Rabbi Dr. Jacob J. Schacter

Rabbi Dr. Jacob J. Schacter 800 800 alextima

Rabbi Dr. Jacob J. Schacter is University Professor of Jewish History and Jewish Thought and Senior Scholar at the Center for the Jewish Future at Yeshiva University. From 2000-2005 he served as Dean of the Rabbi Joseph B. Soloveitchik Institute in Boston. He was the first Rabbi of the Young Israel of Sharon, MA, from 1977-1981, creating a new, vibrant and committed community. From 1981-2000, he served as the Rabbi of The Jewish Center in New York City, moving the congregation from 180 to over 600 members over the course of his tenure, and also served as Rabbi of the Maimonides Minyan in Brookline, MA from 2000-2005.
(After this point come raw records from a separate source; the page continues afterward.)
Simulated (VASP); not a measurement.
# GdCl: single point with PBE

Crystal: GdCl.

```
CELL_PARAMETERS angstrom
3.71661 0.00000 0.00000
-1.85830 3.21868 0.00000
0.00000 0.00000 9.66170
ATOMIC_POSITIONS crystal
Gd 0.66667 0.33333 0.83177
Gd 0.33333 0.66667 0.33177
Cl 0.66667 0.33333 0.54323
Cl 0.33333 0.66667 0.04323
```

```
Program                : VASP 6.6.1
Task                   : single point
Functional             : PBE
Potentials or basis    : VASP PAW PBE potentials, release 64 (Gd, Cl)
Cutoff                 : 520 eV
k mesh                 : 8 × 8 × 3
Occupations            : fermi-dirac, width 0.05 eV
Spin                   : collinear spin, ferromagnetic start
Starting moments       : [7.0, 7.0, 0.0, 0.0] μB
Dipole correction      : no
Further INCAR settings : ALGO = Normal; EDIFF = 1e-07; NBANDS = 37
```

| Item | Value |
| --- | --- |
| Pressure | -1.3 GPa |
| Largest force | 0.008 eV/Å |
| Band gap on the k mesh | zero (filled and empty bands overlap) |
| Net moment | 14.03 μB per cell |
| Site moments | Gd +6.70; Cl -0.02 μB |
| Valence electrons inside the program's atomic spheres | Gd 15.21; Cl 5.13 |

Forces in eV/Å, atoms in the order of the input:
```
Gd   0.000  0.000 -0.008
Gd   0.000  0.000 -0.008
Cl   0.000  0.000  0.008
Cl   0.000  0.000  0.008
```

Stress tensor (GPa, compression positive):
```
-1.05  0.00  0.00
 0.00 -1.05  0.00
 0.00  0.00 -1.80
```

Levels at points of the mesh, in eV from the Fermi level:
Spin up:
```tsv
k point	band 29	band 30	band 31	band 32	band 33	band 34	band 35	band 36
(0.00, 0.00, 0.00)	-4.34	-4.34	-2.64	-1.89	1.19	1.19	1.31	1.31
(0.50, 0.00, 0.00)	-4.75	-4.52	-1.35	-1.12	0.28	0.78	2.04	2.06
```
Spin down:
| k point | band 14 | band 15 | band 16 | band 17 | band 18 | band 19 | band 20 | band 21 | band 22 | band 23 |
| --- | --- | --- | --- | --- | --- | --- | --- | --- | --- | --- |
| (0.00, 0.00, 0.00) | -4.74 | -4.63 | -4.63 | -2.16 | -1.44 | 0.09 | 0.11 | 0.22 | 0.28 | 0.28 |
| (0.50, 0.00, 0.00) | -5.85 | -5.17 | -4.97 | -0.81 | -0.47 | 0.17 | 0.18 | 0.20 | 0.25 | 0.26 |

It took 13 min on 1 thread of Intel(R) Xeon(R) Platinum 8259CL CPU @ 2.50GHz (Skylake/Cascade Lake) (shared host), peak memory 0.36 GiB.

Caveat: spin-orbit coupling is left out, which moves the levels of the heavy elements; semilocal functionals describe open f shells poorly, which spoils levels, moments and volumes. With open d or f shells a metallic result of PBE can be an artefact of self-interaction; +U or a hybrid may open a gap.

Dr. Schacter holds a Ph.D. in Near Eastern Languages from Harvard University and received rabbinic ordination from Mesivta Torah Vodaath. He graduated from Brooklyn College in 1973, Summa Cum Laude and Phi Beta Kappa with the Abraham S. Goodhartz Award for Excellence in Judaic Studies. Dr. Schacter was a Teaching Fellow at Harvard from 1978-1980, Director of Yeshiva University’s Torah u-Madda Project from 1986-1997, and an Adjunct Assistant Professor at the Stern College for Women at Yeshiva University from 1993-1999. In 1995, he was awarded the prestigious Daniel Jeremy Silver Fellowship from the Department of Near Eastern Languages and Civilizations, Harvard University and in 2014 he was awarded the Chelst Grant for Publication Assistance from Yeshiva University. He also presently serves as a member of the faculty of The Wexner Foundation.

Dr. Schacter is co-author of the award winning A Modern Heretic and a Traditional Community: Mordecai M. Kaplan, Orthodoxy, and American Judaism published by Columbia University Press in 1996, author of The Lord is Righteous in All His Ways: Reflections on the Tish‘ah be-Av Kinot by Rabbi Joseph B. Soloveitchik (2006) and close to one hundred articles and reviews in Hebrew and English. He is also the editor of Reverence, Righteousness and Rahamanut: Essays in Memory of Rabbi Dr. Leo Jung (1992), Jewish Tradition and The Nontraditional Jew (1992), and the award winning Judaism’s Encounter with other Cultures: Rejection or Integration? (1997), and co-editor of The Complete Service for the Period of Bereavement (1995) and New Perspectives on Jewish-Christian Relations: In Honor of David Berger (Brill, 2012). He is the Founding Editor of The Torah u-Madda Journal, a prestigious academic publication which has gained international acclaim.

Rabbi Schacter holds a number of prominent Jewish communal positions. He served as Founding President of the Council of Orthodox Jewish Organizations (COJO) of the Upper West Side from 1994-2000, is a member of the Board of Governors of the Orthodox Union and is on the Editorial Boards of Tradition, Jewish Action, BDD (Bechal Derachecha Da’ehu) and Jewish Educational Leadership. He was awarded several fellowships and grants to further his scholarly research. In November, 2007, Rabbi Schacter was the Scholar-in-Residence at the General Assembly of the United Jewish Communities in Nashville, TN and in March, 2016, was invited to address the opening plenary of the Jewish Funder’s Network Conference in La Jolla, CA.

Dr. Schacter is presently completing a new Hebrew edition of the autobiography of Rabbi Jacob Emden, an eighteenth century Jewish figure.